This is the regression test that must pass before any mutation is deployed. A grammar that fails regeneration_invariant/1 on the production config file cannot be trusted for mutation — the "unchanged" lines in the git diff would not actually be unchanged.
12.3 The Build: NGINX Two-Way Parser
12.3.1 Architecture
logicadmin@logic-node-01:~$ nano /opt/logic-node/kb/config/nginx_reversible.pl
%% =============================================================================
%% FILE: /opt/logic-node/kb/config/nginx_reversible.pl
%% PURPOSE: Bidirectional DCG parser/generator for NGINX configuration files.
%%
%% MODES:
%% Parse: phrase(nginx_config(AST), Codes) — Codes bound, AST unbound
%% Generate: phrase(nginx_config(AST), Codes) — AST bound, Codes unbound
%%
%% LAYOUT PRESERVATION:
%% ws/1, comment/1, blank_line nodes are explicit in the AST.
%% Parse → generate with no mutations produces bit-identical output.
%% One AST mutation produces exactly one changed line in `git diff`.
%%
%% SECURITY CONTRACT:
%% — No atoms created from config file content (hostnames, paths, values).
%% — All user-controlled string values stored as Prolog strings.
%% — IP addresses parsed to 32-bit integers via network_parser.pl.

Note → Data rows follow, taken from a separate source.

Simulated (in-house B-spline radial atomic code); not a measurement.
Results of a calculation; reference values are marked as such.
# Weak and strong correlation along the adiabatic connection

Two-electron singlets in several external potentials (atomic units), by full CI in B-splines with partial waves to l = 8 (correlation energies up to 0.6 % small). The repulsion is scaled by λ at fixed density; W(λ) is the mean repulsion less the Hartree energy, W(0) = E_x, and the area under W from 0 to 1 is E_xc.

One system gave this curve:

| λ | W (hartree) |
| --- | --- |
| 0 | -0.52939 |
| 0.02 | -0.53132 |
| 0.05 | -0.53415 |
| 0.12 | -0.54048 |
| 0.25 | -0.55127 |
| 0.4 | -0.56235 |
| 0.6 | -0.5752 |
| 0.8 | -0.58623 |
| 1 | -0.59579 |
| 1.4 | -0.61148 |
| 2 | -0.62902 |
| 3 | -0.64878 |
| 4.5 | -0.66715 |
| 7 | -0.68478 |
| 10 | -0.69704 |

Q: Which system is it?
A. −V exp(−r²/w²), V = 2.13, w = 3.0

%% — All AST values are typed; the generator never emits an unvalidated string.
%% — No left recursion anywhere in the grammar.
%%
%% EXPORTS:
%% nginx_parse_file/2 — file path → AST
%% nginx_generate/2 — AST → Prolog string
%% nginx_write_file/2 — AST → atomic file write (parse_temp/verify first)
%% =============================================================================
:- module(nginx_reversible, [
nginx_parse_file/2,
nginx_generate/2,
nginx_write_file/2,
nginx_config//1
]).
:- use_module(library(error)).
:- use_module('/opt/logic-node/kb/parsers/network_parser', [parse_ipv4/2]).
%% ---------------------------------------------------------------------------
%% BIDIRECTIONAL PRIMITIVES
%%
%% PERFORMANCE NOTE — library(dcg/high_order):
%% SWI-Prolog's library(dcg/high_order) provides `sequence//2` and
%% `sequence//3`, which are compiler-optimised for greedy matching in both
%% parse and generate directions. The hand-rolled `opt_whitespace//1` and
%% `spaces1//1` below are explicit for pedagogic clarity — they expose the
%% right-recursive structure that makes generation safe.
%%
%% In production, replace them with:
%% :- use_module(library(dcg/high_order)).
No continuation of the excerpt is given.